David Crotts, of Senator Helms’ office, has passed this on to Blogcritics regarding passage of HR 5469:
- Small Webcaster Settlement Act of 2002
November 15, 2002
Last night, the U.S. Senate and the U.S. House of Representatives passed Senator Helms’ substitute amendment to HR5469, the Small Webcaster Settlement Act of 2002.
Senator Helms applauds Chairman Sensenbrenner’s hard work in seeking to address the concerns of small webcasters who were facing economic extinction as a result of the original rates established by the Librarian of Congress.
Though an improvement over the Librarian’s rates, the original House-passed bill sought to put the imprimatur of Congress on a private agreement reached between a small number of commercial webcasters and the Recording Industry Association of America.
After House passage of the original bill, many small webcasters contacted Senator Helms to express reservations about the precedential effect of Congress enacting into positive law the rates, terms, and record-keeping requirements contained therein. Seeking to improve the bill, Senator Helms worked to craft an accord to address these concerns.
Highlights of the bill –
* The Small Webcaster Settlement Act of 2002 enables small Internet radio services and the recording industry to settle their longstanding dispute regarding the amount of royalties that should be paid for the privilege of performing sound recordings over the Internet.
* The Internet Radio CARP demonstrated to industry and Congress just how expensive and time-consuming a process it is. Because of the costs and expenses, the vast majority of small businesses are effectively precluded from participating. The inability of small businesses to participate resulted in the CARP arbitrators set a single royalty rate that is so high that if implemented it would have the effect of bankrupting many small webcasters.

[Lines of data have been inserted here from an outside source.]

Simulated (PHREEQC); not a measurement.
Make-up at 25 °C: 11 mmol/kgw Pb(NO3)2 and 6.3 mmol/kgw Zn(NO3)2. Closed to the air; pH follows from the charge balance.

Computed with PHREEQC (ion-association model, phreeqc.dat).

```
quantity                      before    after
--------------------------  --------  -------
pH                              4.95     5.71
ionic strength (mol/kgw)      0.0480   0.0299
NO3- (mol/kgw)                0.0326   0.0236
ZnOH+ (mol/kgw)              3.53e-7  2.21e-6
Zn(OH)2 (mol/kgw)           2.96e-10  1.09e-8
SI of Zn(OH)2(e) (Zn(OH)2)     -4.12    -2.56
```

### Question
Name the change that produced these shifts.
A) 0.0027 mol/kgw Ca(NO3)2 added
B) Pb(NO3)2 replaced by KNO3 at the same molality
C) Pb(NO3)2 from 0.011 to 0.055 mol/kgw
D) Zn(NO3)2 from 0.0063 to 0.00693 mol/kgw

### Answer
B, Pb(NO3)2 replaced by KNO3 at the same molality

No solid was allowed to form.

This is not what Congress intended when it authorized the performance royalty and created the CARP process (which is why broader CARP reform is on the agenda of next year’s Congress). (Note – Rates may be set in private agreements or in their absence, the DMCA authorizes arbitrators to set the amount of royalties that Internet radio services should pay recording companies and recording artists. The arbitration process – known as a Copyright Arbitration Royalty Panel (or CARP) – existed before the DMCA.)
* By passing this legislation the recording industry and small webcasters, including non-commercial webcasters, can now agree to more reasonable retroactive royalty rates notwithstanding the CARP’s decision.
* The RIAA and small commercial webcasters had already agreed on a percentage-of-revenue royalty system that differs significantly from the CARP decision, and which will enable small webcasters to stay in business. This legislation authorizes that agreement to be executed in the form of a license between the parties, and thereby ensures that small commercial webcasters have a viable alternative royalty structure. Senator Helms urges the RIAA to offer a similar license to noncommercial webcasters and small broadcaster-webcasters.
* Precedential Impact – Importantly, this legislation explicitly precludes any negative impact on other industries or entities that choose not to settle or that may have litigation pending. This legislation also does not affect the pending appeal of the CARP royalty decision.
* This bill requires that artists be paid their Congressionally-mandated share of these royalties directly, so there is no longer any risk that record companies with unfair bargaining leverage will – by contract – squeeze recording artists out of their fair share of royalties.
Though the latter provision is subject to some interpretation, and there is already concern that “expenses” taken out of the pool could damage the spirit and $$ going “directly” to artists, overall this appears to be a grand victory for webcasters, artists, and fair play. Congratulations all, expecially Sen. Helms. Never thought I’d say that.